Article
Unmarried, Unmanly? Rethinking Maleness Apart from Marriage
Overview
Christian manhood is not the same thing as being a Christian husband or father. Collapsing the two reduces Christian manhood to a role a significant portion of men will never occupy (cf. 1 Cor 7:6–9) and leaves single men without a coherent account of what they are called to be.
Key Takeaways
Two distinct confusions plague “biblical manhood” discussions. (a) confusing Christian manhood with Christian discipleship (which applies to men and women equally), and (b) confusing instruction aimed at males in specific roles (husband, father, master, bondservant) with instruction for being male in general.
Sex-specific exhortation reflects sex-specific temptation, not a gender theology. The strip clubs along the I-55 corridor are geared toward male consumption and female exploitation — the discipleship response differs by sex, but the difference is social and contextual, not metaphysical.
Ephesians 5 is about husbands, not all men. Ephesians 5:32 roots the husband’s self-sacrificial love in the “Christ and the church” reference — instruction for a specific role, not a general theology of masculinity. Reading it as such fails to address what it means to be a single Christian man.
Mark Driscoll’s treatment of singleness in Act Like a Man is biblically thin. Driscoll claims Paul remained single because “single men of God in the Bible died rather young” — a reading without warrant. Paul’s own account in 1 Cor 7 ties singleness to undivided focus on “the things of the Lord” (7:32–34) and freedom from “worldly trouble” (7:27) in light of “the time is short” (7:29).

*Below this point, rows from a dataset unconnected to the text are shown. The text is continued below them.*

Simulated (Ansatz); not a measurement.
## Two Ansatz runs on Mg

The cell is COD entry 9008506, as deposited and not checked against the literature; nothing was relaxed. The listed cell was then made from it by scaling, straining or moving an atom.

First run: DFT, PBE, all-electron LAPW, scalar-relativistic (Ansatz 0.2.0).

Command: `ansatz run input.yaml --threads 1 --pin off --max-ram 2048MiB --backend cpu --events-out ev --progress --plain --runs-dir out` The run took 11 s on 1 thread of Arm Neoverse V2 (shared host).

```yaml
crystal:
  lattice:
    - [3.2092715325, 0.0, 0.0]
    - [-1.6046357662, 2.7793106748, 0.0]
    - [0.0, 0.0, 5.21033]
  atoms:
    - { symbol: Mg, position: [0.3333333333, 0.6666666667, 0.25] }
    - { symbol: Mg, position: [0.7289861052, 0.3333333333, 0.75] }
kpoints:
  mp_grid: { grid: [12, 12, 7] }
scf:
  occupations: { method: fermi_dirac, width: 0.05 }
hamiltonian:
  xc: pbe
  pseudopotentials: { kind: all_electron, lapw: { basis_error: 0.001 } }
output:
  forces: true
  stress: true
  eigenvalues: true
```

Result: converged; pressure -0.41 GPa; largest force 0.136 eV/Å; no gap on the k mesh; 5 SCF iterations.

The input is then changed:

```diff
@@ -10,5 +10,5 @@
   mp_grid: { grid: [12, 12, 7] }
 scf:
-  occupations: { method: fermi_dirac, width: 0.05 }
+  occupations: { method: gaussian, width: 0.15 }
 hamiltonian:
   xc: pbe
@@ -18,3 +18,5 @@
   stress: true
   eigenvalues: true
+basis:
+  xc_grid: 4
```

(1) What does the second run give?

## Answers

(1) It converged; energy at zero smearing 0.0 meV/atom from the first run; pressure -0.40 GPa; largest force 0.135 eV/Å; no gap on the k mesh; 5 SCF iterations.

Gordon Fee’s reading of 1 Corinthians 7 locates the argument eschatologically. Life in Christ is determined by one’s new form of existence, so believers live “as if not” — buying, marrying, and so on without being determined by these things. Paul’s counsel is anxiety-freedom for the married and unmarried alike — not the inevitability of marriage.
Primary Sources Cited
1 Cor 7:6–9, 17–21, 27, 29, 31, 32–34
Eph 5:22–33 (esp. 5:32); 6:1, 5–9
Col 3:22–25; 4:1; 1 Tim 6:1–2; Tit 2:9–10
Paul Washer, 2021 Dial In Ministries interview
Mark Driscoll, Act Like a Man
Gordon Fee, The First Epistle to the Corinthians (NICNT)
Is Christian Manhood the Same as Being a Christian Husband or Father?
Christian manhood is not the same thing as being a Christian husband or father. That distinction sounds obvious until you begin to notice how rarely it gets made. I’ve been a Christian since 1997, a husband since 1999, and a father since 2005. I’ve been male my entire life, including the two years between becoming a Christian and becoming a husband. What it meant to be a Christian man during those two years is a question our conversations about manhood don’t always address. We tend to assume that marriage is the goal. When we think about raising Christian boys into Christian men, we shouldn’t ignore marriage and fatherhood, but we can’t aim at them either. Not every boy will become a father and a husband, and reducing Christian manhood to those roles leaves single men without a clear account of what they’re called to be.
Why Do “Biblical Manhood” Discussions Collapse Male Discipleship into Male Roles?
In a 2021 interview on Dial In Ministries, Paul Washer, Executive Director of HeartCry Missionary Society, discussed the idea of Christian manhood. He argues that manhood is rooted in a love of Christ and the imitation of Christ’s self-sacrificial love. While I tend to agree with this perspective, Washer’s brief comments in the interview also reflect the lack of nuance that, in my estimation, confuses (1) biblical manhood and discipleship and (2) instruction regarding roles like husband and father with being male more generally.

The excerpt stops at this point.